BERLIN (Reuters) - German hoteliers are mixing humanitarian concerns with business sense to accommodate asylum seekers as the winter approaches - and fill thousands of otherwise unwanted rooms.
With Germany struggling to shelter the record number of 800,000 migrants expected to arrive this year alone, local authorities are increasingly resorting to putting them up in hotels - their most costly option.
The hotel business is doing well in the main business and tourist centers. But outside the prime areas and peak seasons, rooms often lie empty and here the need for accommodation created by Europe’s migrant crisis is proving an unexpected boon.
“Currently every hotel in Germany is receiving requests,” said Iliane Dingel-Padberg, spokeswoman for the H-Hotels group. “We wouldn’t consider so-called A-sites for the housing of refugees, rather our C-sites with limited occupancy rates. What motivates us is a mixture of economic and humanitarian reasons.”
H-Hotels, whose brands include Ramada in Germany and Switzerland, recently leased a four-star hotel to the eastern state of Brandenburg for three years and is negotiating with several other states.
Germany is the top European destination for migrants seeking a safe and better life and Chancellor Angela Merkel announced last week that the government would pay the 16 federal states 670 euros a month for every asylum seeker they took in.
The states and thousands of municipalities responsible for looking after migrants want to house them in apartments but availability is tight, especially in the main towns and cities.

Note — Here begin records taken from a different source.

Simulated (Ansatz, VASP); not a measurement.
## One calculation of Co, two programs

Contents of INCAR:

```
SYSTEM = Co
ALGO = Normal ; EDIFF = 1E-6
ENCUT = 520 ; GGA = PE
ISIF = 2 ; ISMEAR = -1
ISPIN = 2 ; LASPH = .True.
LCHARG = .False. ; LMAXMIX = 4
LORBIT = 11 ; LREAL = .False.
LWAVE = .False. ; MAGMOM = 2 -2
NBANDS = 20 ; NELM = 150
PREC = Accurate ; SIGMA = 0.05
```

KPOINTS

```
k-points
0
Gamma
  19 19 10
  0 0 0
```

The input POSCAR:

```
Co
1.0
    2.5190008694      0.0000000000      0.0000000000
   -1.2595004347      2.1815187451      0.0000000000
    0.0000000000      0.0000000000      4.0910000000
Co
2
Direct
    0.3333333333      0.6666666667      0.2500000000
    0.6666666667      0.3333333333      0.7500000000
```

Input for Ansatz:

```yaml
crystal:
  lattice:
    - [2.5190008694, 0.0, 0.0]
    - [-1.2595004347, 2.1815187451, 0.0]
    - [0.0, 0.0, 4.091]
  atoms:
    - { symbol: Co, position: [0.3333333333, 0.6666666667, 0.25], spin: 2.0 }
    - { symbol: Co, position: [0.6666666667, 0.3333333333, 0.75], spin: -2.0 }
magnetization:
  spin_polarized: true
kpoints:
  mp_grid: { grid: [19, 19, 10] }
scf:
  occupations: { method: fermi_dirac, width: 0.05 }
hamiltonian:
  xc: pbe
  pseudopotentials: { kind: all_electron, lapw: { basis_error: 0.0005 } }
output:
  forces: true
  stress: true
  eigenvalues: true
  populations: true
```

Work is underway to convert available buildings for residential use, but in the meantime many asylum seekers are sleeping in accommodation unsuitable for long-term use such as gymnasiums or empty office blocks. Even more pressing is the need of those sleeping in tents now that the summer is over and temperatures are falling.
That leaves hotels, which cost local authorities working on tight budgets from 20 to 50 euros per night per migrant.
In the western city of Duesseldorf, around 1,000 are in hotels at a monthly cost of over 1,000 euros per person - more than three times what the city pays for rental accommodation.
“Many owners are interested due to low occupancy levels in their hotels and although this is the most expensive form of accommodation, we currently see no other possibility,” said Martin Dommer, spokesman of the city of Cologne, which is housing 2,500 of its 7,800 migrants in mid-sized hotels.
In eastern Germany, Maritim Hotels has leased an entire hotel in the city of Halle, where occupancy rates are as low as 40 percent, for three years to accommodate 740 refugees.
Local newspapers estimate the yearly lease cost at 4 million euros, but neither the state nor the hotel group would comment on the precise agreement.
“The hotel’s structural situation, particularly the high number of single rooms, make it difficult to fill the building permanently and profitably on the market,” Gerd Prochaska, managing director of the Maritim Hotel Group, said.
The city of Berlin is housing 1,400 refugees, paying up to 50 euros per night to house each of them. Some are at the Aap Hotel, which advertises rooms starting at 20 euros online, although marketing manager Fatih Turhan said even the maximum rate doesn’t cover his hotel’s actual expenses.
Turhan said asylum seekers tended to use more electricity than other guests and, unable to afford restaurant meals, some tried to cook in their rooms. “One needs to consider that these rooms are subject to non-normal usage,” he said.